If a week is a long time in Indian politics, then three years must seem like an eternity. It was, after all, three years ago this month that Sonia Gandhi finally decided to cut through the cloistered confines of 10 Janpath and become a politician in the true sense of the term. That is when she took charge of the UPA campaign, cemented alliances with adversaries like Sharad Pawar, and even decided to embark on roadshows that finally brought her in direct contact with the Great Indian Masses.

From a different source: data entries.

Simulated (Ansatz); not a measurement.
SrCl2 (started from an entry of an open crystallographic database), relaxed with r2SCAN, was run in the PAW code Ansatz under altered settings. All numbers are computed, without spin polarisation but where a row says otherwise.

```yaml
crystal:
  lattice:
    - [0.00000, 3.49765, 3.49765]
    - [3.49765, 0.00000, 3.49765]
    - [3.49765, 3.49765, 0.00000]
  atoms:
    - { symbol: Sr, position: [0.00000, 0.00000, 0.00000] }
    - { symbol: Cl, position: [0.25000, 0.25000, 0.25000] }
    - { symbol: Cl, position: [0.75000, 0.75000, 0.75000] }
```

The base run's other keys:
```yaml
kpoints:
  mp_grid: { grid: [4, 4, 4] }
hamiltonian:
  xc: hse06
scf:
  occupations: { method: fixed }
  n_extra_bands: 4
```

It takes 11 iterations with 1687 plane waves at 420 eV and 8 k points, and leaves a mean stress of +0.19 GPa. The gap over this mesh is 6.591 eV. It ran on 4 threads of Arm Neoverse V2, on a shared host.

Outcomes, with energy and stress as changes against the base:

Sonia Gandhi on the road through the jungles of Chhattisgarh and the dusty plains of UP and Bihar was seen to sharply contrast with the hi-tech, computer-controlled campaign of the NDA. She was the saviour of the aam aadmi; the NDA under Vajpayee was branded the party of the super-rich. Aam aadmi versus India Shining was a dichotomy that worked: at least it saved the Congress from the embarrassment of being a double-digit national party. Even better for Sonia, the BJP’s abandoning of the coalition dharma meant that the Congress was able to lead a government at the centre. When she then chose to relinquish the offer of prime ministership, the transition from videshi bahu to desi goddess was almost complete. The cult of renunciation was seen as her ultimate triumph.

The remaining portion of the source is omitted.